NBC has made all 13 episodes of Aquarius available online after the May 28 premiere, because everything is helter skelter and we have to live for the now. The show will still be airing Thursday nights at 9 p.m. ET; if you’re watching live each week, come back here after “A Change Is Gonna Come” airs on June 18. If you’re watching online, read on—or view the entire episode here in all its glory.
When things fall apart on Aquarius, they really fall apart, don’t they? Just about everything that the last episode set right—Sam and Grace’s relationship, Sam and Shafe’s partnership, Emma—hit a roadblock here. And as things break down for our characters, the city and country spiral with them.
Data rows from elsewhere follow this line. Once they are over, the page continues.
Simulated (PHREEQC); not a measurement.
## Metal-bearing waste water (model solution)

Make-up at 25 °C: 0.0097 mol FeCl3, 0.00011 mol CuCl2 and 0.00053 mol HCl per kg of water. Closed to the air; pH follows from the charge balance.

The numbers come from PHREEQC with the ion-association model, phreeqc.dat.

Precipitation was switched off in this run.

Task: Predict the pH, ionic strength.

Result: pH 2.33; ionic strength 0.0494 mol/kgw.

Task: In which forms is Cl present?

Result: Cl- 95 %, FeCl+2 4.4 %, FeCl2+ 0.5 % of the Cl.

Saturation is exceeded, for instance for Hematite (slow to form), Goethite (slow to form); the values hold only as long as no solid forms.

Sam is called out to South Central after firefighters find Cassius Thomas dead inside his burned store—but it wasn’t the fire that killed him. Cass was shot. When Sam worked this beat as a rookie, he and Cass were friends, and he’d like to get justice. But tension between the police and the local community is escalating in the wake of a young black boy’s murder. (1967 or 2015? You decide.) The Black Panthers believe that a cop was responsible for the death of 15-year-old Michael Younger, and they won’t help find Cass’ killer while Michael’s killer walks free.
The Panthers believe that the culprit is Officer Tolson, an obvious racist who says Michael used to run errands for him. Tolson claims to suspect Bunchy Carter, who joined the Panthers after renouncing the Nation of Islam, but he doesn’t seem particularly worried about finding who killed his “buddy on the beat.” He doesn’t even know who’s on the case. For Cass’ sake—and because he can tell that something is off—Sam looks into it. Shafe checks out the boy’s body, which shows signs of a chokehold—better known in South Central as a “cop hold.” Sam knows Tolson did it.
But the case was assigned to the legendarily incompetent Len Burns, who doesn’t seem inclined to investigate. Shafe threatens to go to Internal Affairs if Burns doesn’t step up. Sam makes the same threat to Cutler, who doesn’t want to let him interrogate Tolson, but Cutler points out that he’d only be burning himself. Someone high up is protecting Tolson; why else would Burns have been assigned the case? The department is never going to admit that a white cop killed a black kid.
Sam’s investigation into Cass’ murder hits a similar dead end. When Bunchy tells him that he won’t be getting any help from the black community, Sam appeals to his friend Nate, the diner owner with the important milkshakes. Nate reminds him that they’re not really friends. But he does point Sam in the direction of the elderly Hannah, who eventually remembers seeing Cass’ junkie nephew Jefferson leaving the store before the blaze. Jefferson killed his uncle for a fix.
Sam asks Cutler if he can at least have protection to retrieve Jefferson from the Panthers’ headquarters, but Cutler shoots that down. If he wouldn’t start race riots over Michael Younger’s case, he won’t be starting them now. Sam accepts defeat. He tells a fired-up Shafe that cases don’t all close the way you want them to, which doesn’t exactly do wonders for their partnership. And just as they were starting to hit it off, too.